Nantasket Beach Time Travel

Beaching it on a Tuesday in June. Intent on having an “Artists Date”, I drove to Nantasket Beach and snagged one of the last free spots on Nantasket Avenue near “the last bathhouse” on the beach. I used to sit in this area with my parents during my childhood and my teens. It used to be somewhat less crowded than the first section and had more sand on which to stretch out. Groups of children attend surf camp here now, but there was still plenty of space for others to spread their towels out and relax.

I decided to take a walk before settling in on the beach. Across the street in a large empty lot, workers were setting up a Rockwell Amusements carnival. I watched them for a bit as they pulled out the seats for a Ferris wheel, then I walked back up Nantasket Avenue along the boardwalk.

nantasket beach excavatorThe winter storms took a toll on the beach. I immediately noticed the many rocks that covered the top section of the beach. Repairs were still being made to the beach. Several sections of the seawall and several stairs were under repair; walkers had to circle around a cement mixer and walk in the street. Bulldozers and excavators clawed at the beach, lifted and dropped large boulders, carried cement, and scooped and dumped out watery sand.

Fencing diverted walkers from the boardwalk and through to the bathhouse. I made a stop there. The glass blocks inside and outside of the bathhouse offered distorted views of everyday things—the road, cars, a shower, the water. I took a few photos there and walked a little further before turning and walking back to the end of the beach.

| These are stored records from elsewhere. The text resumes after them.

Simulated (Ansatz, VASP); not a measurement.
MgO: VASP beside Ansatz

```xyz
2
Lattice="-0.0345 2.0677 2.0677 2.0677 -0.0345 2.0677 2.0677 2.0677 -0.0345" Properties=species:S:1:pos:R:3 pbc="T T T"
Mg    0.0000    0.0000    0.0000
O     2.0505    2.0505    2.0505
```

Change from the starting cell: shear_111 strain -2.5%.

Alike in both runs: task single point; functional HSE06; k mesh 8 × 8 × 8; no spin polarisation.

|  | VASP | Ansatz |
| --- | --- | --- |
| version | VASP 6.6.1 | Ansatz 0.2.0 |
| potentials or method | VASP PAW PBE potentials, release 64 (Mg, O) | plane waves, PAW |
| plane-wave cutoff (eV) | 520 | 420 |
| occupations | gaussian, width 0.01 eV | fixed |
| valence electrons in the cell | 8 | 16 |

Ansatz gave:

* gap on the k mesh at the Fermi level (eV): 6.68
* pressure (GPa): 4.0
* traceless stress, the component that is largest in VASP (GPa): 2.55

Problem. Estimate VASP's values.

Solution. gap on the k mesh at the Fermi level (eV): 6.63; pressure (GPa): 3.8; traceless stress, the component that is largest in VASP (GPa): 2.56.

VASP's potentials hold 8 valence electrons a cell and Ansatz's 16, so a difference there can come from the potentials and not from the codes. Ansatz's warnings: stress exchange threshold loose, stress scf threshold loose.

By the time I returned, the Ferris wheel had been assembled. I grabbed my chair and bag from the car and set up away from the surfers.

The beach was a focal point of my summers when I grew up. It seems like both or one of my parents and I went to the beach at least once, if not twice a week from Memorial Day through Labor Day. My father loved to swim; my mother loved to sunbathe. The ocean and beach call to me in a way that no other environment can. It is loaded with memory.

I came to hang out in a place I once loved. I came to take a couple of snaps, play around with videos, breathe in the ocean air, feel the sand beneath my feet, and to feel the chilly waves wash over my feet and ankles. I spent time standing in the water, took a few videos and photos with my phone, and then I walked back to my chair. It was not much of a day for a swim, so I sat and allowed myself to remember, and I wrote.

This place was a special place in my childhood. It seemed like a “step up” from Wollaston Beach, our usual destination when I was very young. At Nantasket, there were no scores of jellyfish, the seaweed was far less pervasive, the waves were bigger, the water was colder, the sand was more expansive (especially at low tide), and there were more treasures to find, like giant quahog shells.

My parents and I would come down to Nantasket early in the morning—before 9:00 am to try to find a spot along the road. Sometimes we’d pay a few dollars to park in one of the lots. (The Department of Conservation and Recreation currently charges $15 for in-state residents.)

We would unpack the car, and choose a location near the bathhouse, but a bit away from the crowds. Dad would set up the umbrella, and he worked it like an art form; he drove and twisted the pole deeply into a patch of packed sand, hammered it down with a rock, placed rocks around it for more support, and unfurled it. He would always furl it when the wind picked up; none of his umbrellas were ever propelled down the beach by the wind. Mom and I would set the chairs and blankets up.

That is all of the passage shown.